Approach for DI to take into account external identifiers
Jira link: https://folio-org.atlassian.net/browse/MODDATAIMP-743
Spike Status: IN PROGRESS
Objective: Design an approach for Data Import to rely on external identifiers during Create Import jobs to prevent creating duplicate records (or at least de-duplicate records in the incoming file).
Background
Duplicate records in the incoming file are saved as different records with newly assigned FOLIO identifiers. Neither there is a check for existing records with the same non-FOLIO identifiers during Data Import that also results in creation of duplicate records.
Problem Statement
DI does not perform any checks for existing records before creating new. If the record with FOLIO identifiers (UUID and/or HRID) is inserted in the db, there will be an error that will prevent such duplication. However, non-FOLIO identifiers are not taken into account. Therefore importing the same records multiple time will result in creation of multiple (duplicate) records with different FOLIO identifiers assigned. This causes the problem in managing records, and during update imports. If non-FOLIO identifier is used as a match point for update, multiple records will satisfy the condition and necessary actions will not be performed.
Scope
In Scope
Current research focuses primarily on MARC_Bib records that are mapped into Instances during import. Solution can possibly be extended to cover MARC_Authority and MARC_Holdings records that are mapped into Authority and Holdings records respectively.
Goal :
deduplication of records in the incoming file (we don’t take into account existing records in the db)

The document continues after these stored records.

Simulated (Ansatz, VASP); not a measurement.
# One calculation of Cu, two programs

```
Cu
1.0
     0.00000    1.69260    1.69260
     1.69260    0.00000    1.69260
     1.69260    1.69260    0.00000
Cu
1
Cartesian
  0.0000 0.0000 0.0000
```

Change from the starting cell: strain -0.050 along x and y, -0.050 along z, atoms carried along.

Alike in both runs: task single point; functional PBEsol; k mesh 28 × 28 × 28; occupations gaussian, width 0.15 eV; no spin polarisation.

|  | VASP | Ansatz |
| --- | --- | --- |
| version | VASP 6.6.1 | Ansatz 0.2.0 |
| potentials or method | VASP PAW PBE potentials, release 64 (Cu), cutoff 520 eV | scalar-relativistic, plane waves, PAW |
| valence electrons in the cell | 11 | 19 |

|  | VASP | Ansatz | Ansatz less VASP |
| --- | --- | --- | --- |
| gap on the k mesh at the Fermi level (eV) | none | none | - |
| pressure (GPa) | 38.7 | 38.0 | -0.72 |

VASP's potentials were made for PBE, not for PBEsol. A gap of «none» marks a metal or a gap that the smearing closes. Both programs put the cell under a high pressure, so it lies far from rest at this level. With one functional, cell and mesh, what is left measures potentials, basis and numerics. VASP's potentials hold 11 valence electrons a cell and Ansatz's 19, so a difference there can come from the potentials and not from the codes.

deduplication of records taking into account those records that already exist (basically step that is often taken during import of Authorities - match by identifier, if no match - create).
Out of Scope
Spike does not cover EDIFACT imports, nor import of MARC_Bibs that do not result in creation of Instances (import of Orders, Holdings, and Items mapped from incoming MARC_Bib).
De-duplication of existing records.
Research Questions
Is there a problem of having duplicate records (same non-FOLIO identifiers) in the db?
Instances - duplicates currently exist on all reference environments (including bugfest) as a result of importing the same files over and over again with Create profiles (profiles that contain Create Instance action). Problem is reported by customers as well. Main focus of this spike.
Holdings - multiple Holdings can be created and assigned to the same Instance, those Holdings can have the same Location. There probably no concern in having duplicates.
Authorities - duplicates are not desired. To prevent creation of duplicate Authority records, they are often imported with profiles that would preliminary match on 010$a and create an Authority on non-match.
What identifiers can be used for Instances Default mapping fills the following identifiers: 010 (LCCN), 019 (Canceled system control number), 020 (ISBN), 022 (ISSN), 024 (Other standard identifier), 028 (Publisher number), 035 (System control number). Original 001 value is also combined with 003 and added as additional 035 (System control number), can we rely on this value
Other questions:
Should 010 $a be used for de-duplication of Authority?
In case MARC Holdings also need to be de-duplicated, what identifiers should be used? Default mapping for MARC Holdings - 035 (System control number, former id)
Holdings/Items that are mapped from incoming MARC Bib - should these entities also be considered? What identifiers should we look for?
Duplicates that are already exist in the DB (mainly Instances). Is there a need to de-duplicated them, if yes - what should be done with linked Holdings, Items, related Orders?
Option 1
De-duplication of records based on search among records existing in the DB:
This approach would basically follow the scenario of a preliminary “match”, when we first search for the record before performing any actions. The criterion for such “match” will have to be predefined depending on which external identifiers are chosen (they could differ based on the entity type). If this step is added for MARC_Bib records, the change can be placed in mod-inventory CreateInstanceHandler. The request could either go to mod-source-record-storage and search by specified fields, or to mod-inventory-storage and search for Instances with specified identifier of a defined identifier type. On match - the record will either be skipped or handle as an error.
Advantages:
Low effort to implement the change. A match with multiple search criteria can be constructed.
Disadvantages:
mod-inventory processes records one-by-one, adding a “search existing record” stage to a create operation will affect performance. Create imports would take approximately the same time as an Update with a profile of a similar complexity (single match and one action).
Option 2
Adding a column for the particular external (non-FOLIO) identifier in mod-source-record-storage with a unique constraint (taking into account the state and generation of the record). Operation of saving SRS MARC record will fail on duplicate, and that error can be handled with a comprehensive message for the user.
Advantages:
Low effort to implement the change. No impact on performance
Disadvantages:
Approach is good only in case a single value is defined as external identifier.
The need to migrate existing data, as db schema will be changed
Option
Predefine the criteria of a duplicate record on the mod-source-record-storage side. Construct a query and run it before saving new record. Fail create operation in case of duplicate.
Advantages:
Low effort to implement the change. Multiple search criteria can be used.
Disadvantages:
Preliminary search on marc_indexers table.